B.C. Supreme Court Justice Catherine Wedge ruled that Hollinger failed to show there was an imminent risk of "dissipation of assets," by Conrad Black's former right-hand man at Hollinger International Inc.

"It is on this part of the test that the application runs aground," said the judge as she read out her ruling in a Vancouver courtroom Tuesday morning.

The judge was critical of a 125-page affidavit filed by Hollinger director Wesley Voorheis last month, in support of the asset freeze, known as a Mareva injunction.

The affidavit was "marred by argument, speculation and invective," concluded Judge Wedge.

Hollinger obtained a temporary asset freeze on October 25, in an ex parte application before B.C. Supreme Court Justice Deborah Satanove.

The injunction placed several restrictions on the personal and business assets of Mr. Radler, who lives in Vancouver. His spending was also limited to $25,000 per month.

The temporary asset freeze was set to expire Nov. 9 and Judge Wedge heard more than three days of arguments last week from lawyers representing Hollinger and Mr. Radler.

Hollinger was asking the court to extend the freeze until the end of a civil action in the Ontario Superior Court.

Mr. Radler, Lord Black and several other former Hollinger International executives are defendants in the Ontario lawsuit which is seeking $750-million in damages.

A Mareva injunction is "sweeping and highly intrusive in its terms," said Judge Wedge.

She noted that very little action has been taken by Hollinger to move forward the Ontario civil action since it was filed earlier this year.

"The obvious question is why Hollinger has waited all this time to bring the injunction application," said Judge Wedge.

Mr. Radler pleaded guilty in Chicago September 2005 to one fraud-related count connected to the improper transfer of more than $7-million in non-compete payments.

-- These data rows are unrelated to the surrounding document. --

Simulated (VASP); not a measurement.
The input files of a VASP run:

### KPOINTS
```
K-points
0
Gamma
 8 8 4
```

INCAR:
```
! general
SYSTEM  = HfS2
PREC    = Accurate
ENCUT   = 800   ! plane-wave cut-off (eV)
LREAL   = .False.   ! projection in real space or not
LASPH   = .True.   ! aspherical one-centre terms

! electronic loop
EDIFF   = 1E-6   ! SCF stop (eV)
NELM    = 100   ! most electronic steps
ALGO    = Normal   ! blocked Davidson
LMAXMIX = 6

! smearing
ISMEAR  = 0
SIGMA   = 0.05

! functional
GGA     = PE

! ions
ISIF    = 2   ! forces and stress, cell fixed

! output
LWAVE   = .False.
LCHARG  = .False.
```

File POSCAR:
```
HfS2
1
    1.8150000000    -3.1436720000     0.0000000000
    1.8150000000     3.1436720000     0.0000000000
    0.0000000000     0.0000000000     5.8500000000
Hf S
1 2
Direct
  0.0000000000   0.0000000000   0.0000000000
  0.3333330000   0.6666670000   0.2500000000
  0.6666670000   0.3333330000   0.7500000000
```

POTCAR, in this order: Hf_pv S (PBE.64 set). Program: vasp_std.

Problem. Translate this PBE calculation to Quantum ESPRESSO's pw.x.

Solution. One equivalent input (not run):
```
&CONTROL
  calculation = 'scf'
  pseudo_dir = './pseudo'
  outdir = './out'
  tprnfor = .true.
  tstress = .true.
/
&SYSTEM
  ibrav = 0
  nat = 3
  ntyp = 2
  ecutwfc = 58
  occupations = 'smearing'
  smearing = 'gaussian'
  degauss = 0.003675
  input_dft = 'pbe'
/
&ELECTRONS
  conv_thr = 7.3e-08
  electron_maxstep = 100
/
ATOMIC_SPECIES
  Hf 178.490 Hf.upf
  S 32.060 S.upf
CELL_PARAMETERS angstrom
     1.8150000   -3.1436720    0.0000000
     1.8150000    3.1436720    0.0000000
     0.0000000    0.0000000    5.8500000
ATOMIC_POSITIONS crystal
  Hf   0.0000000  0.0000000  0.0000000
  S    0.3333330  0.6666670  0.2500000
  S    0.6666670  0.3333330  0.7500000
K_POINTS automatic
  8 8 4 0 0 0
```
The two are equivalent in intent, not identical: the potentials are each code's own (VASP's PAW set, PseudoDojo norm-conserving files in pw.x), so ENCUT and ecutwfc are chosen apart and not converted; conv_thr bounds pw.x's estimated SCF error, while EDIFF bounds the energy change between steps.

Mr. Radler has made restitution on the non-compete payments and his plea agreement includes a 29-month jail sentence, to be served after he is expected to testify against Lord Black next spring in a U.S. court.

"As a result of the plea agreement Mr. Radler is on a tight leash," said Judge Wedge, who suggested that U.S. authorities would be monitoring any inappropriate financial transactions.

A lawyer for Hollinger indicated in court that the company will file an appeal of the ruling as soon as possible.